We are nobody to judge, so well we do what we can.
I have already told the people I sent the email to, that there is no pressure. I will not think any less of you.
But I am disappointed. And I am disappointed at myself for judging people.
Like Ping said, we are nobody to judge. But I thought we could do better.
First of all, thank you. You know who you are. Thanks for supporting me. Thanks for supporting my cause.

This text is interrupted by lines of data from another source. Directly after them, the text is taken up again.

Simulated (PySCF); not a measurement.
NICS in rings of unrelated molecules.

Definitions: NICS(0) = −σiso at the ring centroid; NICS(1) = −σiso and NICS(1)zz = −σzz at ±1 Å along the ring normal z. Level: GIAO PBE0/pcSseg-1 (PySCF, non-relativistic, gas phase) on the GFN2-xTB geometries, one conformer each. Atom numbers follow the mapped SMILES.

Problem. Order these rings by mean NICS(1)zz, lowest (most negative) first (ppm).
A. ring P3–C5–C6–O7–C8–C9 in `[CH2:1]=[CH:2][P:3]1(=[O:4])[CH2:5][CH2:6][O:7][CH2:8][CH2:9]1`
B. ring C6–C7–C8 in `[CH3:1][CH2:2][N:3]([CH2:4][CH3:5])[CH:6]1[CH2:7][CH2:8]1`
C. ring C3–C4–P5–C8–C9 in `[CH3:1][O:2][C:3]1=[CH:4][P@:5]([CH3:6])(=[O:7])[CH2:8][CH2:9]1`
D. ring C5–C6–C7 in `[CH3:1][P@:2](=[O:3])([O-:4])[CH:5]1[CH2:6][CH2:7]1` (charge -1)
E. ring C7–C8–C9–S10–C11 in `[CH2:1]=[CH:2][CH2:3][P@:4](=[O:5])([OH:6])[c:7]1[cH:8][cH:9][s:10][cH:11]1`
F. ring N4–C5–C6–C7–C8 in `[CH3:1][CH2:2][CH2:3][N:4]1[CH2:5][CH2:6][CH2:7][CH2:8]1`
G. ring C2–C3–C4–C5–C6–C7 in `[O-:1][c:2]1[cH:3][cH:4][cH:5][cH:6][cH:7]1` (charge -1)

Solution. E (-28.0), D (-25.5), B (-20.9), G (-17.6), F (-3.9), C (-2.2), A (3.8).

I am disappointed because I did not do this to get acknowledgement. To make people think, wow she's way cool. Wah, look at what she is doing. There is nothing to brag, there is nothing to be proud of. I'm just doing what I feel, is right to do. I am just disappointed. Because I thought there would be words of encouragement, or even just simple replies like, hey have a good trip. Like how some of you will probably not be meeting up with me even till June when I head back, but replied my I'M COMING HOME email and greeted me Happy New Year and that we should try to meet up. That made me happy enough. So why couldn't you have acknowledge this email the same way you did?
No. You didn't. Cold hard no replies. The way you reject the people who gives out flyers without looking at them in the eye. The way I know you are online on MSN and I say hi, not because I want your bloody money, but I want to say hi, but because of my email to you, you do not reply me.
I know it's hard for people to share my passion. The same way how I cannot bear to give my life up and join some missionary. I guess, I should think like them and feel content that whatever happened to me has changed me and helped me in my own way. That if others don't get it, then too bad.
Fine. But don't avoid me like plague.
It is utterly disgusting.
1 comment:
go for your dreams, and what makes you alive. :)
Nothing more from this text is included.